PyPy3 doesn't display non-ASCII UNICODE characters correctly.
A simple example, the following:
b'\xce\x9e\xce\xad\xce\xbd\xce\xb7 \xce\x93\xce\xae\xce\xb9\xce\xbd\xce\xbf\xcf\x82'.decode('utf8')
Should evaluate to my user name: 'Ξένη Γήινος'
.
But the output of PyPy3 is this:
In [1]: b'\xce\x9e\xce\xad\xce\xbd\xce\xb7 \xce\x93\xce\xae\xce\xb9\xce\xbd\xce\xbf\xcf\x82'.decode('utf8')
Out[1]: '╬×╬¡╬¢╬À ╬ô╬«╬╣╬¢╬┐¤é'
There is very little information on this I can find through Google searching, but I have found this:
https://github.com/pypy/pypy/issues/4948
So this is a known issue, and it hasn't been fixed.
I tried to fix this issue using information I found from the linked page, the encoding and locale used by CPython are:
In [1]: import locale, os, sys
In [2]: locale.getdefaultlocale()
<ipython-input-2-64720e52add3>:1: DeprecationWarning: 'locale.getdefaultlocale' is deprecated and slated for removal in Python 3.15. Use setlocale(), getencoding() and getlocale() instead.
locale.getdefaultlocale()
Out[2]: ('en_US', 'cp1252')
In [3]: locale.getlocale()
Out[3]: ('English_United States', '1252')
In [4]: locale.getencoding()
Out[4]: 'cp1252'
In [5]: locale.LC_ALL
Out[5]: 0
In [6]: sys.getdefaultencoding()
Out[6]: 'utf-8'
And these are what's used by PyPy3:
In [2]: import sys, locale
In [3]: locale.getencoding()
Out[3]: 'utf-8'
In [4]: locale.getlocale()
Out[4]: ('English_United States', '1252')

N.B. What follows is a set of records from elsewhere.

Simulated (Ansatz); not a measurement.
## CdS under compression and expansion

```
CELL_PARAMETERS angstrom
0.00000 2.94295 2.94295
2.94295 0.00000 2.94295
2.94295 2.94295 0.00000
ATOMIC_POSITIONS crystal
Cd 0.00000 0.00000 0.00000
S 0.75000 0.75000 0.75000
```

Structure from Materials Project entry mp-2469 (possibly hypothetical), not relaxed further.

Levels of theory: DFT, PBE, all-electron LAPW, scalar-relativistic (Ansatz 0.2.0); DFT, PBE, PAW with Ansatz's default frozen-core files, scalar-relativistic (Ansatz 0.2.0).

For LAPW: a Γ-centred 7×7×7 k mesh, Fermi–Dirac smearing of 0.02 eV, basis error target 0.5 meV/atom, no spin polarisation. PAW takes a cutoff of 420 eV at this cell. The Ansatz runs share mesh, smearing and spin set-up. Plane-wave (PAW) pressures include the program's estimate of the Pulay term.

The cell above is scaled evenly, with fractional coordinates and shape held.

In [5]: sys.getdefaultencoding()
Out[5]: 'utf-8'
So it seems evident that the issue is caused by the mismatch between the code page Windows uses and the code page PyPy3 uses, Windows uses 'cp1252'
and CPython uses the same code page, but PyPy3 doesn't. Thus the fix is to either make PyPy3 use 'cp1252'
code page or make Windows console use 'utf-8'
.
I tried many ways to fix it, setting the environment variable doesn't work:
Set-ItemProperty -Path "HKLM:\SYSTEM\CurrentControlSet\Control\Session Manager\Environment" -Name "PYTHONIOENCODING" -Type STRING -Value "UTF-8"
The following also doesn't work:
chcp 65001
There is no reload
in Python 3 and therefore I cannot use sys.setdefaultencoding
, and locale.setlocale(0)
doesn't work either.
The above are just a few of the methods I have tried.
But the following works:
PS C:\Users\xenig> [Console]::InputEncoding = New-Object System.Text.UTF8Encoding
PS C:\Users\xenig> [Console]::OutputEncoding = New-Object System.Text.UTF8Encoding
PS C:\Users\xenig> D:\Programs\pypy3\Scripts\ipython.exe
Python 3.11.11 (0253c85bf5f8, Feb 26 2025, 10:43:25)
Type 'copyright', 'credits' or 'license' for more information
IPython 9.0.2 -- An enhanced Interactive Python. Type '?' for help.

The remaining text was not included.